Against the background of the O. J. Simpson trial, a man refuses to assist in a friend's suicide and realizes that he has been avoiding many unpleasant truths about himself and his life. A son faced with his father's debilitating stroke sees that he must ultimately confront the mortality and feelings of grief that he has been concealing. In the title story, the film Bugsy and talk about the disappointing reality of pop-culture heroes set the scene for a husband's frightening confrontation with his own limitations. The shock of stark revelation combines with tightly wound chains of suggestive events to create a collection of gripping, edgy stories about characters who, however battered, survive.
Because of the dazzling verbal texture—syntax that contorts itself to serve up pleasure, his telling and idiosyncratic details, sentences full of gaps and light—it’s tempting to say Spencer’s forte is style. But here style maps the sensibilities of men who live in awe of turning points, unseen precipices where events and responses to them accrue and characters turn up temporarily reprieved or guilty. These are complexly crafted stories about how it feels to be complexly moral.
—Debra Monroe, author of On the Outskirts of Normal
The collection . . . is invested with . . . the stark honesty and blunt humor of [Spencer's] characters.
—Publishers Weekly
Riveting and a guaranteed great read . . . belong[s] at the top of your reading list.

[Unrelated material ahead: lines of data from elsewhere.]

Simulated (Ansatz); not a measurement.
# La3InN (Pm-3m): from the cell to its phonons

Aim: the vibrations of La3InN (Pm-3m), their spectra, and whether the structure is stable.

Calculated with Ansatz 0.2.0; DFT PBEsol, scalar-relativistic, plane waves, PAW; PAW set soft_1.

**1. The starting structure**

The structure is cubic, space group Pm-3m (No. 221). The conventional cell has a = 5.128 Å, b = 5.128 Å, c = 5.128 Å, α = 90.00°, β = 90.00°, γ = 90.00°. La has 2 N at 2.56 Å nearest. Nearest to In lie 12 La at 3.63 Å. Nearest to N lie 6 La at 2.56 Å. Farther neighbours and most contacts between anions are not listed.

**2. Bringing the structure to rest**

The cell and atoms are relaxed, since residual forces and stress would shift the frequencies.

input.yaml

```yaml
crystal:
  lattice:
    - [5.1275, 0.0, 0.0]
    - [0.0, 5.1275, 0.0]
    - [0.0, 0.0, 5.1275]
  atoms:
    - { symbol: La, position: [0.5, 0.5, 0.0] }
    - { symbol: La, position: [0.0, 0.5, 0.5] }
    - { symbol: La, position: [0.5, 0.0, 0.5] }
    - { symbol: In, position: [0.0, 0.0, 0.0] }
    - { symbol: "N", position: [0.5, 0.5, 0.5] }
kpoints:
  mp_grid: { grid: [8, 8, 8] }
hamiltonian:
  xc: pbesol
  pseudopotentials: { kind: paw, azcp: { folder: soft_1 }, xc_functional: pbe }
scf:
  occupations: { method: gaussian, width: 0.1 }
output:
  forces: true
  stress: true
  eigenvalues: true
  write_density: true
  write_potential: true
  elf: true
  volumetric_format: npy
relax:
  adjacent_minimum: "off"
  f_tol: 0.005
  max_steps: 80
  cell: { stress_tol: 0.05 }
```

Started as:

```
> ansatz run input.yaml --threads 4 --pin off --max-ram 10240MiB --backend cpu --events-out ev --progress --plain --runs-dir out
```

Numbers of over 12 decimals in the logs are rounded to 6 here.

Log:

—High Plains Literary Review
Neatly unified in theme and tone.
—Book
Spencer writes stories about men. Men who are men among men and lost among women. Men who feel useless, outmoded, impotent, and out of step . . . But men don't speak of these things, any more than they speak of the heavy burden of love. "Why does everything have to be a competition?" asks the wife of one protagonist. That question is at the heart of this award-winning collection.